Post-Holiday-Party Remorse? Nope – Not You.
Will your behavior at the company holiday party help or hurt your career?
It’s up to you.
The way you conduct yourself at a corporate event can either strengthen relationships – or make you the laughing stock of your food & beverage organization. If the first option sounds better to you, make sure you avoid these common holiday party faux pas:
You may have all the self-confidence in the world, but you’re still attending a company function.
- Choose an outfit that fits the attire description listed on the invitation. Over- or under-dressing makes you seem either clueless or disrespectful.
- Make sure the outfit is tasteful and in-keeping with your company culture.
- Use the :grandma rule of thumb”: If your grandmother wouldn’t approve of you wearing it, don’t don it at the holiday party.
This is one of the most common blunders – and one of the most dangerous. Certainly, you’re entitled to loosening up a bit and enjoying a cocktail with your colleagues and superiors. But being “off the clock” doesn’t excuse you from exercising restraint. If you choose to enjoy the full bar your employer offers:
- Limit yourself to two alcoholic drinks. Even if you feel you can responsibly consume more, others in your organization may pay attention to how much you drink.

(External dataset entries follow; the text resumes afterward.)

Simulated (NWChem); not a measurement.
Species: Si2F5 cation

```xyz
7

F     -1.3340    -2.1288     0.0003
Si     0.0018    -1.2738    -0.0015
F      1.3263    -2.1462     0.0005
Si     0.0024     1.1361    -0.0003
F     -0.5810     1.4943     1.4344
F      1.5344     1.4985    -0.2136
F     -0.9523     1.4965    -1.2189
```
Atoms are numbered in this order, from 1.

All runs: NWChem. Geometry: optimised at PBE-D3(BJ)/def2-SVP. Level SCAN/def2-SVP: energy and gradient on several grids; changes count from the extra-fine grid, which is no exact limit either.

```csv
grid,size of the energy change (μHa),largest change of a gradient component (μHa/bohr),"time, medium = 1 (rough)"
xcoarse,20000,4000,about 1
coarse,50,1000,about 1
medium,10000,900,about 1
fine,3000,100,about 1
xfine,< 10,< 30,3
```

- Stick to one type of alcohol. Rich food paired with multiple types of alcohol can lead to nausea (which is definitely something you want to avoid at a party).
- Intersperse non-alcoholic beverages. Drink coffee, tea, water or soft drinks in between alcoholic beverages to slow the absorption of alcohol into your bloodstream and prevent dehydration.
Overeating and bad manners.
Amazing food is bound to be a feature in your holiday event. You should absolutely enjoy it – with a few caveats:
- Don’t rush the table. If tables are called in order to a buffet, politely wait your turn. And even if the event is less structured, display your impeccable manners by allowing others to go ahead of you.
- Take small portions. A plate overloaded with hors d’oeuvres is an accident waiting to happen – and it makes you look greedy.
- Never double-dip. Ever. Place a serving of condiment or spread on your plate, and then dip to your heart’s content.
- Clean up after yourself. Leaving a swath of destruction is inconsiderate and reflects poorly on you. Neaten up your eating area, even if event staff are at your disposal.
Excessive talking, loudness and other verbal blunders.
Celebrate. Network. Have an amazing time! Just don’t be remembered as “the obnoxious one”:
- Keep conversations brief and positive. Limit your time spent with any one person or group to five minutes, so you have the opportunity to speak to as many people as possible. Focus on thanking hosts, complimenting party organizers, revisiting successes or discussing other positive topics.
- Don’t complain about work. Have an insufferable coworker or tough project? The holiday party is not the place to dish about it. Alcohol is a “social lubricant” that lowers inhibitions, but it’s no excuse for trash talk. Stories or complaints you share may quickly spread, be taken out of context, and harm your reputation.
- Watch your volume. Laugh and enjoy yourself – but don’t make yourself the center of attention. If you catch sideways glances, take the cue to dial down the volume.
Arriving “fashionably late” or ghosting.
Your attendance at a holiday party is practically mandatory. Arrive during the first 30 minutes. Stay for the duration of the event. Express your thanks to your boss, and say goodbye to key people before departing.
Exercising restraint and making responsible decisions are essential to having a great time at a company function. From all of us at Kinsa Group, enjoy your holiday party – safely and responsibly, that is!